5 non deal breakers

“Is it a deal breaker?”

 
5 relationship deal-breakers….. or perhaps not!

A fresh perspective on 5 things we traditionally think lead to relationship breakdown

At some time in our lives, just about all of us have asked ourselves the question immortalised by The Clash, “Should I stay, or should I go?”

In this post I will look at 5  “deal breakers” that do not, in my opinion, need to signal the end a relationship. Instead, perhaps these deal breakers could even be the catalyst needed to get your relationship back on track.

 

  1. They don’t do 50% of the chores

Yes, I know this is a stereotypical and perennial issue, but I’m starting with this one because this has been a big issue for me, and many women I know. Housework has been one of the hardest things to deal with in my marriage. My thoughts around chores were making me cranky, negative and hurt to the point where my marriage was suffering. On a conscious level, I never thought this issue was worthy of breaking up over. However, sub-consciously it was undermining our relationship. It wasn’t that he was being lazy, he just wasn’t as aware. I felt hurt because it seemed that either he didn’t want to help me or didn’t care that I was overwhelmed. The anger from this started radiating out into every area of our marriage.
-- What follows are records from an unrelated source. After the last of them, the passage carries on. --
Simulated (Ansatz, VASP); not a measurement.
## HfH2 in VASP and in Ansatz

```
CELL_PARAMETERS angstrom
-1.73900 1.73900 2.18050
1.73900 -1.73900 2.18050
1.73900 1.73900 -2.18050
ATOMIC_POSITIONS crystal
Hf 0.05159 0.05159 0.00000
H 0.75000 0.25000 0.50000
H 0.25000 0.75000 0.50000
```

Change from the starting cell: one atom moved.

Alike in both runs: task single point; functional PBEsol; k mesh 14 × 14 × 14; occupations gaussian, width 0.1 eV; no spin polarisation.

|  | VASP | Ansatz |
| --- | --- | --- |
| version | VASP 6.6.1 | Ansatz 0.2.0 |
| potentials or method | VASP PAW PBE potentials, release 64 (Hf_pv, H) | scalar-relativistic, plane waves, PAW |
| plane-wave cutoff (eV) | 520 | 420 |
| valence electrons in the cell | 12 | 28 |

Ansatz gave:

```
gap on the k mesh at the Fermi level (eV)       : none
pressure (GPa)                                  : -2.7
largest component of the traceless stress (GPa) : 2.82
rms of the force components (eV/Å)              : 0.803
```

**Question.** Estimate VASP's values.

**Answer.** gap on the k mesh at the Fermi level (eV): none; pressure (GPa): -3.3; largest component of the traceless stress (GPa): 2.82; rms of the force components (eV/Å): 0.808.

I was only able to shift this when I finally realised that my husband and I have different superpowers.  I was expecting my husband to be like me. I wanted him to be more focused on the things that I thought were important.  When, my vision was skewed. The things I was focussed on, come quite naturally to me and the things that he was focussed on come naturally to him. Things such as; mapping the finances, paying bills, fixing things and doing research as well as working long and stressful weeks.

When I let the tension go around needing to split things 50/50, and instead allowed us to do the things we found more natural, we started really working as a team. I found that working to our superpowers made me feel more supported by him. As a bonus, without my pressure and grumpiness, he became more attuned to my needs and more able to help with the cooking and cleaning. Happy days!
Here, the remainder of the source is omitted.